On May 3, 2014, history will be made once again on the steps of the Alabama Capitol Building. This hallowed location that witnessed the swearing in of Jefferson Davis as President of the Confederacy in 1860 and the birth of the Civil Rights Movement one hundred years later, will be the venue for the inaugural International Day of Reason for Secular Government.
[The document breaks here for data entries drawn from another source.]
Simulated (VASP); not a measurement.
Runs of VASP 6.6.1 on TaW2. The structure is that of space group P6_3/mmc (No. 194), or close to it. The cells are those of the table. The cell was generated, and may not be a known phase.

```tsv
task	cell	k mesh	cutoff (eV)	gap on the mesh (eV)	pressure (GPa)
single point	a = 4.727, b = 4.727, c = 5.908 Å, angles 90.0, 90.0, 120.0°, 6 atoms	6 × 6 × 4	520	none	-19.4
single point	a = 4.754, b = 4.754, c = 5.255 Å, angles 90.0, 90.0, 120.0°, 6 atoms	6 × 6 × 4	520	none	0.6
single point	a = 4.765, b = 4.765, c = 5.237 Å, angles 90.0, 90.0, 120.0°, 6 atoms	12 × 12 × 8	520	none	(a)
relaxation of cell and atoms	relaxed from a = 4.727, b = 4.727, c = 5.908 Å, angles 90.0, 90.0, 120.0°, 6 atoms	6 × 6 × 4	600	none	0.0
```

Hosted by the Montgomery Area Freethought Association, in coalition with other groups in the State of Alabama, this rally is being held to reinforce the wall of separation between church and state and to limit the influence of partisan religious dogma in the public sphere. Recent attempts to force government sanctioned prayer into the public schools, attempts to erect religious monuments on public property, faith-based legislation aimed at controlling the sex lives and the reproductive choices of women, religious based efforts to deny equal rights to members of the LGBT community, efforts to divert public tax revenues to support religious schools, and so many other egregious assaults on civil government will be the focus of this rally, and diversity of participants will be a critical element.
The establishment clause of the First Amendment to our Constitution will serve as the rallying cry for the hundreds of Alabamians expected to attend. The guarantee of religious freedom granted in our Constitution does not exist merely to protect government from religious influence, it also protects the religious rights of individuals from intrusion by government. Whether your religious affiliation is in step with mainstream Christian denominations or your spiritual views are more exotic and esoteric, the founders of our country believed those beliefs to be inviolable. The single Muslim family living in a Methodist enclave has a constitutionally guaranteed right to attend public schools, attend public meetings, and generally participate in our society without their beliefs being demeaned, disrespected or otherwise sullied. Those same rights to spiritual freedom also apply equally to atheists, agnostics, Deists, spiritualists, and humanists.
Federal laws in this area are poorly understood and often intentionally misrepresented by fundamentalist and political groups. Prayer, for instance has never been banned in our schools. As a retired elementary school principal I can tell you there were lots of prayers raised by unprepared kids on test days. And more than a few teachers were certainly praying that my faculty meetings would end soon. The law is simple and clear however, in that teachers and/or school personnel cannot lead students in prayer. It’s really that simple. Nowhere in the law is the term “Merry Christmas” banned in schools, government offices, or the public square. But extremists want people to believe that Christian ideals are under attack by the federal courts, when there is no basis in fact to support that statement.
Hence, the need for reason and civil government to remain separate and apart from religious ideologies. It’s the right thing for government, it’s the right thing for scientific advancements, and it’s the right thing for the religious community.
So I’m hoping to see many of you on the steps of the Alabama Capitol Building on Saturday, May 3rd from 1:00-3:00 PM. I’ll be there, possibly on the speaker’s stand, but certainly in the midst of the crowd. So make some memorable signs, brush up on the first amendment, and bring truckloads of your friends. We want your voices to be heard!